Search code examples

infiniband rdma poor transfer bw

In my application I use an infiniband infrastructure to send a stream of data from a server to another one. I have used to easy the development ip over infiniband because I'm more familiar with socket programming. Until now the performance (max bw) was good enough for me (I knew I wasn't getting the maximum bandwith achievable), now I need to get out from that infiniband connection more bandwidth.

ib_write_bw claims that my max achievable bandwidth is around 1500 MB/s (I'm not getting 3000MB/s because my card is installed in a PCI 2.0 8x).

So far so good. I coded my communication channel using ibverbs and rdma but I'm getting far less than the bandwith I can get, I'm even getting a bit less bandwidth than using socket but at least my application doesn't use any CPU power:

ib_write_bw: 1500 MB/s

sockets: 700 MB/s <= One core of my system is at 100% during this test

ibvers+rdma: 600 MB/s <= No CPU is used at all during this test

It seems that the bottleneck is here:

ibv_sge sge;
sge.addr = (uintptr_t)memory_to_transfer;
sge.length = memory_to_transfer_size;
sge.lkey = memory_to_transfer_mr->lkey;

ibv_send_wr wr;
memset(&wr, 0, sizeof(wr));
wr.wr_id = 0;
wr.opcode = IBV_WR_RDMA_WRITE;
wr.sg_list = &sge;
wr.num_sge = 1;
wr.send_flags = IBV_SEND_SIGNALED;
wr.wr.rdma.remote_addr = (uintptr_t)thePeerMemoryRegion.addr;
wr.wr.rdma.rkey = thePeerMemoryRegion.rkey;

ibv_send_wr *bad_wr = NULL;
if (ibv_post_send(theCommunicationIdentifier->qp, &wr, &bad_wr) != 0) {
  notifyError("Unable to ibv post receive");

at this point the next code waiting for completation that is:

//Wait for completation
ibv_cq *cq;
void* cq_context;
if (ibv_get_cq_event(theCompletionEventChannel, &cq, &cq_context) != 0) {
  notifyError("Unable to get a ibv cq event");

ibv_ack_cq_events(cq, 1);

if (ibv_req_notify_cq(cq, 0) != 0) {
  notifyError("Unable to get a req notify");

ibv_wc wc;
int myRet = ibv_poll_cq(cq, 1, &wc);
if (myRet > 1) {
  LOG(WARNING) << "Got more than a single ibv_wc, expecting one";

The time from my ibv_post_send and when ibv_get_cq_event returns an event is 13.3ms when transfering chuncks of 8 MB achieving then around 600 MB/s.

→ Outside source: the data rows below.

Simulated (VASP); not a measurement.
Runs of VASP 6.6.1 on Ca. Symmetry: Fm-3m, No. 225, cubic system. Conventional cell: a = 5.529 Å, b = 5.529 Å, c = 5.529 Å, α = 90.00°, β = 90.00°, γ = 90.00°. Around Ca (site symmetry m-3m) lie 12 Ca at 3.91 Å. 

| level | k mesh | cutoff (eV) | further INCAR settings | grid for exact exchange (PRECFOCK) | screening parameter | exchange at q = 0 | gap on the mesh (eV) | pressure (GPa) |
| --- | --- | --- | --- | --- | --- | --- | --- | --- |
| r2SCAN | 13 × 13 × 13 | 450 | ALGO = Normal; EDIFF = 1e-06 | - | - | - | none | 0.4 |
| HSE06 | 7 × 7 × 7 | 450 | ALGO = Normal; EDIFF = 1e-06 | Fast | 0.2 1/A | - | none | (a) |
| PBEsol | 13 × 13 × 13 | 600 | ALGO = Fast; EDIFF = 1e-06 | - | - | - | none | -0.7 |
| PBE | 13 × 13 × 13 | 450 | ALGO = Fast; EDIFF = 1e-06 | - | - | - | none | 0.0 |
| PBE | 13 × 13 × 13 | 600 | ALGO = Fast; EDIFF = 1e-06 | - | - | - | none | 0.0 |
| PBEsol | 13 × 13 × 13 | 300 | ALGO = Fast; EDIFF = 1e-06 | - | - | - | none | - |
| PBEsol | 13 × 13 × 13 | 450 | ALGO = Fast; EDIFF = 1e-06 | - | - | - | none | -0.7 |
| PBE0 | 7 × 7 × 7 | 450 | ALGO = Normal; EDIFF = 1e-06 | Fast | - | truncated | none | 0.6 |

To specify more (in pseudocode what I do globally):

Active Side:

post a message receive
rdma connection
wait for rdma connection event
<<at this point transfer tx flow starts>>
register memory containing bytes to transfer
wait remote memory region addr/key ( I wait for a ibv_wc)
send data with ibv_post_send
post a message receive
wait for ibv_post_send event ( I wait for a ibv_wc) (this lasts 13.3 ms)
send message "DONE"
unregister memory 
goto start

Passive Side:

post a message receive
rdma accept
wait for rdma connection event
<<at this point transfer rx flow starts>>
register memory that has to receive the bytes
send addr/key of memory registered
wait "DONE" message 
unregister memory
post a message receive
goto start

Does anyone knows what I'm doing wrong? Or what I can improve? I'm not affected by "Not Invented Here" syndrome so I'm even open to throw away what I have done until now and adopting something else. I only need a point to point contiguous transfer.


  • I solved the issue allocating my buffers to be transmitted alligned to the page size. In my system page size is 4K (value returned by sysconf(_SC_PAGESIZE)). Doing so I'm able (I still do the registration/unregistration) to reach now around 1400 MB/sec.